Kia has made its new Sportage specifically with Europe in mind. DARREN CASSEY finds out if it has what it takes to still be a sales hit.
The Sportage might just be the most important car in Kia’s line-up. And this new fifth-generation version is the first to be specifically made with Europe in mind. It’s actually slightly different from the one the rest of the world gets.
It’s not at all surprising that the Sportage is a big seller, though, offering good value for money in the SUV market, which typically targets families. This new model brings smart new looks and a wide range of powertrains.
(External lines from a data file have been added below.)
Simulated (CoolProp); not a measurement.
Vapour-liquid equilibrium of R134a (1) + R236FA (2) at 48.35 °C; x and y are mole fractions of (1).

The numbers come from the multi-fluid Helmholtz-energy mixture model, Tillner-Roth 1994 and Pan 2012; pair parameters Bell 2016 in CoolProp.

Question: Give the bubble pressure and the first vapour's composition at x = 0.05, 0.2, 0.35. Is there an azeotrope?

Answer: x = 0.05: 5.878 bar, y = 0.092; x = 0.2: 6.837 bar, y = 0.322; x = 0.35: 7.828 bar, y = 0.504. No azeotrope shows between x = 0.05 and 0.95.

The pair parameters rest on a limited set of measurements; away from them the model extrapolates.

The new model is, as we mentioned, bespoke to the European market and comes with a choice of petrol, diesel, mild hybrid and hybrid powertrains at launch, with a plug-in hybrid powertrain on the way.
It gets Kia’s new ‘Opposites United’ design philosophy that was first seen on the EV6 and is built on the firm’s new ‘N3’ vehicle platform. There’s a modernised, tech-heavy interior with a cool switchable screen in the middle, as well as extensive driver assistance technology.
In total there are eight powertrains on offer, but the car we’re testing today is the regular hybrid model. There’s no plug-in power here – that model comes later – but this model combines a 1.6-litre petrol engine with an electric motor to provide a healthy 226bhp and 350Nm of torque.
Fuel economy comes in at 48.7mpg on the official tests, and we achieved about 47mpg on a mixed test route, which is surprisingly and refreshingly close. With this not being a plug-in the battery is pretty small, so don’t expect to be pootling all over town with zero emissions. Instead, the hybrid Sportage slips into EV mode at low speeds and in traffic just to stop the petrol unit being used when it’s at its most efficient.
In the family car segment what you’re generally looking for is something comfortable and easy to drive so it’s one less thing to worry about when carting your kids around. First impressions are good for the Sportage, which has a quiet, refined feel on the move. The suspension feels a little hard at lower speeds but smooths out on dual carriageways.
It’s no hot hatch in the corners but the steering weight is brilliantly judged, which means it’s easy to thread along a country lane or pilot through heavy urban traffic.
There are a couple of small complaints, with the gearbox being slow and jerky when you ask the car to go soon after coming to stop, while the driver assistance systems are too intrusive. It shouldn’t be enough to put you off what is an excellent all-round package, though.
While this new styling language looked great on the EV6, it hasn’t translated quite so seamlessly to the Sportage. The details are fantastic on their own, with those boomerang-shaped daytime running lights and that wide, chunky grille.
However, when you see it in person it’s a little less cohesive. It’s not the biggest SUV on the market and it looks like Kia has tried to cram too much design into too little package, giving it a slightly awkward stance.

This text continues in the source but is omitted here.